Microsoft Learning in Another Extreme Environment

Those goals are similar to some of the goals of Microsoft’s Project Natick. When the software giant’s researchers put a 42U rack of servers retired from Azure data centers inside a sealed enclosure and sunk it to the bottom of the ocean half a mile from shore, one of the goals was to learn how to speed up data center deployment in any environment.

“Today, it takes a long time to deploy a large data center,” Ben Cutler, one of the Project Natick researchers, told us. “It can take two years, because I’ve got to find some place to put it; I’ve got to get the land; I’ve got to get my permits; I’ve got to build buildings. Even if I have cookie-cutter data centers that I build the same everywhere, I still have to deal with the fact that the land is different, the climate is different, the work rules and the building codes are all different, how the power comes in is different. It just takes a long time.”

Sometimes there’s a spike in demand for cloud services in an unexpected place, and Microsoft wants to be able to respond as quickly as possible, Cutler went on. “Our motivation was, can we develop the ability to deploy data centers at scale, anywhere in the world, within 90 days from decision to power-on?”

 

Microsoft

Project Natick, Microsoft’s experimental underwater data center, being deployed off the coast of California

Microsoft has developed the process for installing fully populated racks straight in new Azure data centers for the same reason. “Something logical that we don’t usually do is to treat buildings as a manufactured product,” Cutler pointed out. “With a laptop or a phone, we pretty much know exactly how that’s going to behave, and how much it will cost before we build it; and you can get one quickly because when you order it, it’s pulled off the shelf and shipped somewhere. We want to get the same thing for data centers.”

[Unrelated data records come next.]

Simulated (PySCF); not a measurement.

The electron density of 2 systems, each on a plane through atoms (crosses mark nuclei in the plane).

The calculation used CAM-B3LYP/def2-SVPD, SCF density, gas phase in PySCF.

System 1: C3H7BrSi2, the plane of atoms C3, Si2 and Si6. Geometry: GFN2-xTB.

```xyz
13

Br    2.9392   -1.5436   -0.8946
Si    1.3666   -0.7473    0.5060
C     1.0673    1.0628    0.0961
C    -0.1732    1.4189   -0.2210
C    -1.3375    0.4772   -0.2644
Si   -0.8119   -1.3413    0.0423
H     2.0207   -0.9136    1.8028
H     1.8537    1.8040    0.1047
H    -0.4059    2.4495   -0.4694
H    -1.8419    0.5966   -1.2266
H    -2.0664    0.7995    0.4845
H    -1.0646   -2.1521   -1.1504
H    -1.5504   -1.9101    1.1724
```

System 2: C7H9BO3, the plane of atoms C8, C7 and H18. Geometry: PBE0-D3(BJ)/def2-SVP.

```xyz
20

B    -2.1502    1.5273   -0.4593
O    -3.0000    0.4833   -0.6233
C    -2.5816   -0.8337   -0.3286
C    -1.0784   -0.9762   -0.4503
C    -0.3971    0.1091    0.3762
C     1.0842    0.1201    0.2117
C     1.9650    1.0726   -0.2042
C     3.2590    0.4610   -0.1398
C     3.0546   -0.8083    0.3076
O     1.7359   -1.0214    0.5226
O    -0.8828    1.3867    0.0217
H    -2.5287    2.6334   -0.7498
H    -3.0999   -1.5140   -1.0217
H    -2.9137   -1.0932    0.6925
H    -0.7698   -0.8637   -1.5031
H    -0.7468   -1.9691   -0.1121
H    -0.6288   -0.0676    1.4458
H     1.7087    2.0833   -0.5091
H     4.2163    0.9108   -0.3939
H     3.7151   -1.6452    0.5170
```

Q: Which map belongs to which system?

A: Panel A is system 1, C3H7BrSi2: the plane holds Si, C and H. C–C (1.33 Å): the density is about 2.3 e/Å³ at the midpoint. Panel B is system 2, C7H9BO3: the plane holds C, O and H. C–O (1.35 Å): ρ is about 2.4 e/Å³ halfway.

Designing for Hands-Off Operation

The ocean isn’t as harsh an environment as space, but it can also be much milder than dry land, with its hurricanes, temperature swings, and other extreme weather. That means in the long run it could even be cheaper to make a data center reliable under water than on land. For one thing, cooling could cost only 20 percent of what companies spend today, Cutler said. Today’s data centers mostly rely on air cooling, which means they’re relatively warm. “Our hypothesis is that if I have something that’s consistently very cold, than the failure rates are lower.”

Server failure rates take on a whole new level of significance here. Underwater data centers will be sealed units designed to work without maintenance for the life of the servers: five or even ten years. “Historically, failure rates didn’t matter too much if there was going to be a new and better PC every year,” Cutler said. Today, however, hardware isn’t changing as quickly, shifting priority to hardware that can run over longer periods of time to keep costs down.

With no humans going inside the unit to do maintenance, a Project Natick chamber is filled with nitrogen and has virtually no humidity inside. Humidity isn’t just bad for hard drives; one of the main causes of data center failure is corrosion of connectors in the electronics. Over time, moisture gets between two pieces of metal connecting one device to another, eventually pulling them apart and causing a failure. You also can’t make the air too dry because some hard-drive brands use motor grease with some moisture. “If you go down below 10-percent humidity, it starts to turn into powder, and then you have another kind of failure.”

A sealed rack eliminates dust problems, so you don’t need air filters, and the rack can be simpler, without all the quick-release connections for disks and server blades that give technicians the ability to quickly take things apart and put them back together. All that easy access comes with extra cost.

Doing away with data center staff can prevent many problems on its own. “It’s often possible to tell where maintenance has been happening in a data centre; if people work in an area, you’ll start to see increased failure in that area two to three weeks later,” Cutler said. “Whenever you touch something, there’s a risk that something else is affected.”

For some scenarios where you need edge computing, whether that’s in space, on an oil rig, or down a mine, sealed units look like an obvious choice. After a seismic survey on an oil rig, terabytes of data usually travels back to head office on hard drives for processing. Moving that processing workload to the rig itself could give you quicker results. “It’s possible that rigs on the ocean surface will disappear and become automated platforms on the sea bed,” Cutler noted. “You’ll need a lot more compute power to make that work.”

What Microsoft and HPE are learning about fully automated, lights-out data centers in space and underwater could help standard data centers too, whether that’s through automation and self-healing software or through sealed units. Teams inside Microsoft are already thinking about ways to apply takeaways from Project Natick to designing the company’s data centers on dry land, Cutler said. “We take all this back to the data center design community inside Microsoft and try to understand if any of these things make sense to deploy on land to give us an economic advantage, whether it’s being more environmentally friendly or having lower costs.”